No One Really Wants to Stifle Innovation

UX-ers often see their colleagues developers as naysayers who tell them things cannot be done, demanding changes to their innovative designs. Sometimes this is true, and you need to defend your design idea with all you’ve got (while being polite obviously) and explain why further iteration would kill the usability of the product in the making.

But it also happens that developers actually can’t find the way to build what you’ve designed. Or they see it as too technically demanding/time consuming and small changes on the design side would make all the difference. If certain elements of your design are too difficult to implement they may not be worthwhile. Put simply, developers are there to help you better understand what is feasible and meaningful in terms of production.

The truth is, no one is really trying to kill innovation. The real UX artistry is knowing how to be creative within the constraints that developers may give you and coming up with the best possible solution.

Involve Developers Early in the Design Process

It will always be a UX designer’s job to envision the best possible user experience. But developers still need to contribute to the UX conversation because they will be evaluating the interface from the prism of what is technically possible. They can tell you right off the bat what can and cannot work, what are the chances for innovation, etc. Developers need to understand the “why” behind the UX/UI design to make informed decisions later in the development phase.

If possible, loop in your developers during wireframing (early, low-fi UX ideas) which is typically the initial phase of digital product design process. They many not be able to get the whole idea but you’ll have the chance to explain your design rationale and get early feedback regarding potential improvements.

Probably the best timing for UX designers and developers to sync and exchange ideas is during the prototyping phase. With the help of a good prototyping tool, designers can create fully interactive prototypes for iOS, Android or Web with zero coding.
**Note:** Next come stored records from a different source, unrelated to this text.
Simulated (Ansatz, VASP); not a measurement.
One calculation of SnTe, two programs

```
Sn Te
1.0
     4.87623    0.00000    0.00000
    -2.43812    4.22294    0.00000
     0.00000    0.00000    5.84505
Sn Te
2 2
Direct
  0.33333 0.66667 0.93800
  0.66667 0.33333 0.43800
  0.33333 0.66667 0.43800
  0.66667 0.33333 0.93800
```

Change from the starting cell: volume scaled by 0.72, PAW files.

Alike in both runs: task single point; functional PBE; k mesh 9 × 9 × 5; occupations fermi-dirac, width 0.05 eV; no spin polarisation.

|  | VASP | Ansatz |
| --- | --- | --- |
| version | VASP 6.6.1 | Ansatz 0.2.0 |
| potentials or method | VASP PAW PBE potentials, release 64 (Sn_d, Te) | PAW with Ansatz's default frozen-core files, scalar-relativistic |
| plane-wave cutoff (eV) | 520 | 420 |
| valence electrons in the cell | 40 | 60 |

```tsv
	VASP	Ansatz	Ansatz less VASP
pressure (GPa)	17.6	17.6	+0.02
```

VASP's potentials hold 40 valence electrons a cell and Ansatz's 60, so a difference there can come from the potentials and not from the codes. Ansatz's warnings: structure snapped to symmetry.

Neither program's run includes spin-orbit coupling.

These hi-fi prototypes are the representation of how the final product looks and behaves and they are great for a number of things, including usability testing, discussing feasibility, and clarifying to developers how the interface works. This will help them give proper feedback on the design infrastructure and start thinking of how the product should be built.

In summary, to create beautiful and meaningful digital products, both visually and technically, it’s critical that developers and designers work well together. Following some (or all) of the above tips will go a long way towards bringing digital product designer/developer relationship into equilibrium.